Just over two months ago, we wrote an editorial voicing support for Congress’ decision to allocate hundreds of millions of dollars worth of habitat restoration funds to Puget Sound-related projects. Now, the funding picture for those restoration efforts has changed dramatically.
The Seattle Times reported earlier this month that President Donald Trump has introduced a proposal to cut EPA funding for the sound by 93 percent, “dropping from nearly $28 million in the current fiscal year to $2 million.”
“The money, in years past, has been used to help finance a wide range of projects to help restore the sound, such as purchasing farmland to convert to wetlands, restoring floodplains and removing fish passage blockage,” the March 3 Seattle Times article indicates.
The proposed cuts could not come at a more critical time. During February’s heavy rains, the West Point Treatment plant near Discovery Park dumped about 235 million gallons of untreated wastewater into the sound, including 30 million gallons of raw sewage. And the dumping has continued into this month. The Seattle Times reports as much as 107 tons of wastewater and sewage entered Puget Sound on March 3, and thousands of pounds continue to pour out of the damaged plant every day.

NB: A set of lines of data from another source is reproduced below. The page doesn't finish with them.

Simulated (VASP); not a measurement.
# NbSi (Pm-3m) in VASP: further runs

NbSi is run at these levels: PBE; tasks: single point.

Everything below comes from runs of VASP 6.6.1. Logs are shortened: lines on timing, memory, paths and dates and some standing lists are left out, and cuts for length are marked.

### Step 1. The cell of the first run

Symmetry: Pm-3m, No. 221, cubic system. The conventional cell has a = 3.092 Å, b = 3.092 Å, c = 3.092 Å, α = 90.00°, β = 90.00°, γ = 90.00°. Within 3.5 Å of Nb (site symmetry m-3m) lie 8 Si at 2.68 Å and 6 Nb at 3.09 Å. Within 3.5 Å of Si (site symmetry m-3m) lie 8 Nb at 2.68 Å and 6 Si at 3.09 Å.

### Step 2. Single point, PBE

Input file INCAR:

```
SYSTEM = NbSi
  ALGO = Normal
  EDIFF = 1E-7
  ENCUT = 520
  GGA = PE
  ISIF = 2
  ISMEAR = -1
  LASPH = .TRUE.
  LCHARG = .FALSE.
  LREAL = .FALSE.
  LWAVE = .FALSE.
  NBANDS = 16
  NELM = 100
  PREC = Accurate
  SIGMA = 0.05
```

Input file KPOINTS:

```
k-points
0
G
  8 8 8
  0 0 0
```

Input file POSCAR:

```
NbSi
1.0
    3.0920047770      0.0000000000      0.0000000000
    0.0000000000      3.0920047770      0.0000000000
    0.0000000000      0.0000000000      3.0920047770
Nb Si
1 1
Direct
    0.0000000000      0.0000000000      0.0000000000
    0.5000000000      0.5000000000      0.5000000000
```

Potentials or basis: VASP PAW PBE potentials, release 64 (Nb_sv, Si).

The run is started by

Meanwhile, whales have been attempting to make a comeback in the area. Gray whales were spotted feeding off the Snohomish Delta near Everett on Sunday, and orcas have been spotted near Vashon as recently as Feb. 16. But this marine environment, which is already under durress, is now dealing with another hurdle that has, in the best case scenario, an endpoint in late April. But the damage has already been done and the thousands of gallons of untreated water and sewage will wreak havoc on the struggling ecosystem.
That is why it is crucial that the existing funding is not abandoned, taking current, ongoing projects with it. Now more than ever the sound needs help and Trump’s cuts to the EPA will have drastic repercussions locally that will strain the already burdened local entities working to protect our fragile waters.